Pursuant to the Merger Agreement, upon the consummation of the Merger, each
outstanding share of common stock, $.01 par value, of the Company will be
converted into the right to receive from Parent a number of shares of Class A
Common Stock, $.01 par value, of Parent (the "SFX Class A Common Stock") equal
to the following exchange ratio (the "Exchange Ratio"): (i) if the SFX Class A
Common Stock Price (as defined below) is less than or equal to $57.50, then the
Exchange Ratio shall be the number of shares of SFX Class A Common Stock equal
to the quotient obtained by dividing $6.00 by the SFX Class A Common Stock
Price; (ii) if the SFX Class A Common Stock Price is greater than $57.50 and
less than or equal to $60.00, then the Exchange Ratio shall be the number of
shares of SFX Class A Common Stock equal to the difference between (A) 0.1200
and (B) the quotient obtained by dividing 0.9000 by the SFX Class A Common
Stock Price; and (iii) if the SFX Class A Common Stock Price is greater than
$60.00, then the Exchange Ratio shall be the number of shares of SFX Class A
Common Stock equal to the quotient obtained by dividing $6.30 by the SFX Class
A Common Stock Price. The term "SFX Class A Common Stock Price" means the
average of the reported price for the fifteen consecutive trading days ending
on the fifth trading day prior to the effective time of the Merger on the
primary exchange on which the SFX Class A Common Stock is traded, presently the
Nasdaq National Market.
The consummation of the Merger is subject to the satisfaction of a number of
conditions set forth in the Merger Agreement, including, but not limited to,
the approval by the stockholders of the Company of the transactions
contemplated thereby, the expiration or termination of any applicable waiting
period under the Hart-Scott-Rodino Antitrust Improvements Act of 1976, the
consummation of a certain acquisition, and the receipt of all applicable
consents to the Merger from third parties and regulatory agencies. The Merger
is expected to be consummated in the fourth quarter of 1998.
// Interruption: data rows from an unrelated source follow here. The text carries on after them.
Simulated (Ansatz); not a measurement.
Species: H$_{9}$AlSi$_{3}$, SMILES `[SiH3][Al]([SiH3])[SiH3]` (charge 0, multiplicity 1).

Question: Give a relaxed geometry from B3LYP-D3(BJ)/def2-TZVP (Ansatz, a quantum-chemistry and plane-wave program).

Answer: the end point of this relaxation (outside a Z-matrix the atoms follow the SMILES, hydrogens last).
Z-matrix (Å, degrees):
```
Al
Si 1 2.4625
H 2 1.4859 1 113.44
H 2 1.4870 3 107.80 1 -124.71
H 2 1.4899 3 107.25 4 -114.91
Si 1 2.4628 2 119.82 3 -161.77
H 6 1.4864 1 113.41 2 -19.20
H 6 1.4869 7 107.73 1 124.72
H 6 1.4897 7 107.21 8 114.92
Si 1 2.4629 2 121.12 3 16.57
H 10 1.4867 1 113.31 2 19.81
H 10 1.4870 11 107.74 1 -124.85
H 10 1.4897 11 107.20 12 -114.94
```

NOTE 2--BASIS OF PRESENTATION
The accompanying unaudited condensed consolidated financial statements have
been prepared in accordance with generally accepted accounting principles for
interim financial information and with the instructions to Form 10-Q and Item
310(b) of Regulation S-X. Accordingly, they do not include all of the
information and footnotes required by generally accepted accounting principles
for complete financial statements. In the opinion of management, all
adjustments (consisting of normal recurring accruals) considered necessary for
a fair presentation have been included. Operating results for an interim period
are not necessarily indicative of the results that may be expected for a full
year. For further information, refer to the consolidated financial statements
and footnotes thereto included in the Company's annual report on Form 10-KSB
for the year ended December 31, 1997.
The Company was formed in July 1995 for the purpose of providing
integrated event management, television programming and production,
marketing, talent representation and consulting services in the sports, news
and entertainment industries.
In furtherance of its business strategy, on December 12, 1996, the Company
acquired by merger, concurrently with the closing of its initial public
offering ("IPO"), Sports Marketing & Television International, Inc. ("SMTI")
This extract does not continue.